Increasing copyright lengths, automatic copyright coverage, and abolition of renewal requirements have led to the growth of a problem called "orphan works." These are works which may be under copyright, but whose owner is impossible to identify or locate. It's possible that I've violated copyright on orphan works myself; my filk tape of a decade ago, Shrink Wrap Blues, included my musical settings of a couple of pieces by Berton Braley, who wrote large numbers of poems for periodicals and is largely forgotten today. Linda Tania Abrams, who edited a Braley compilation called Virtues in Verse, assured me there were no copyright issues, but it's possible that she was wrong. No lawyer has ever complained to me, perhaps just because its hundred-copy run never got noticed; and as far as I know, no one ever went after Linda. But if we had been wrong and a lawyer pursued it, we could have been up for serious legal damages.
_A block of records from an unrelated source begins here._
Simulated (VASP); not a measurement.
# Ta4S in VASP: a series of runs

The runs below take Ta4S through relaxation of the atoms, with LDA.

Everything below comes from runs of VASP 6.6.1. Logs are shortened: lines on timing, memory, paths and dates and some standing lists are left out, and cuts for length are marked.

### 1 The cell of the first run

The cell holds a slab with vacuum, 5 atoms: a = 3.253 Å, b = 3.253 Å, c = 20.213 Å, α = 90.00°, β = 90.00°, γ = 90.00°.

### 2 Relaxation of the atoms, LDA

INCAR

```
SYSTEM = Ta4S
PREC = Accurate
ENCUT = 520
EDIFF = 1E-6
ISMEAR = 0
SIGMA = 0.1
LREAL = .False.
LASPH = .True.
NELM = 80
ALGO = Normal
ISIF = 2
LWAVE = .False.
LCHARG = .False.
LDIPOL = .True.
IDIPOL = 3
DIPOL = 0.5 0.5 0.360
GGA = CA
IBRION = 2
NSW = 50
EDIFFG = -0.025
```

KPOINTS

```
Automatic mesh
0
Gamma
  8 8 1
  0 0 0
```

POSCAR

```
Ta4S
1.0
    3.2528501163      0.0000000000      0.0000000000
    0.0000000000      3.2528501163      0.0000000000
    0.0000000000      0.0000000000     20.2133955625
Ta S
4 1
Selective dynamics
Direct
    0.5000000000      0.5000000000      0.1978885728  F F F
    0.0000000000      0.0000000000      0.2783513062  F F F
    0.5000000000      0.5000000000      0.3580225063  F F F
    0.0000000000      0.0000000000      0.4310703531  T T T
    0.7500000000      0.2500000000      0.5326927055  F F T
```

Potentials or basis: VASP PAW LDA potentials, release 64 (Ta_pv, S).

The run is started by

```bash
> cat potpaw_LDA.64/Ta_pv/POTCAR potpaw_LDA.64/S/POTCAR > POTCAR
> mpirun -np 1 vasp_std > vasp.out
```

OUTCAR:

If a work may be under copyright, but you can't find the copyright holder to get any permissions, it may disappear because the existing copies are disintegrating and no one can copy them. Sometimes libraries have gone to considerable expense to restore old publications that were printed on cheap paper, because there's no one to authorize making new copies. The American Library Association has a page on the orphan works issue, with many useful links. On a more personal level, people may want to scan and publish old photographs on the Web, only to realize that they're copyrighted by a professional photographer who went out of business in 1980. When a copyright holder dies as a person or business entity, the copyright passes into someone else's hands, perhaps someone who doesn't know or case.
Because of these problems, there have been efforts to change copyright law to allow a good-faith defense for the publication of works where the copyright holder just couldn't be found. In such cases, ideally, the republisher would be liable only for a standard scale of fees, not for punitive damages, and the matter would usually be handled out of court.
To be fair to all concerned, it's necessary to make sure the good-faith effort really was an adequate one; otherwise unscrupulous publishers could reissue copyrighted works and just pay royalties when they were caught. The problem is particularly serious with photographs, which by their nature rarely come with identifying information. Modern digital images may have metadata identifying their source, but even there it's easy to lose metadata when converting images from one format to another. Copyrighted works don't have to be registered, so there's no convenient single place to look. (And even if there were, the technology doesn't exist to find a matching image efficiently from a very large collection of images.)
A recent article on the Cato site by Timothy Lee discusses these issues and some proposed legislation to address them. There's quite a bit of misinformation circulating (see, for instance, this blog post) about these bills -- claims that anyone using a work can just claim to have made a "reasonable search," and that if a court accepts that claim, the copyright holder can do nothing. In fact, the bills set specific requirements for searches, and copyright holders can still collect "reasonable compensation," just not punitive damages.
The rumor that the bills somehow "threaten open source" is nonsense. If you didn't put your name on the open source code which you wrote and no one can find you, you're up the creek even under existing law.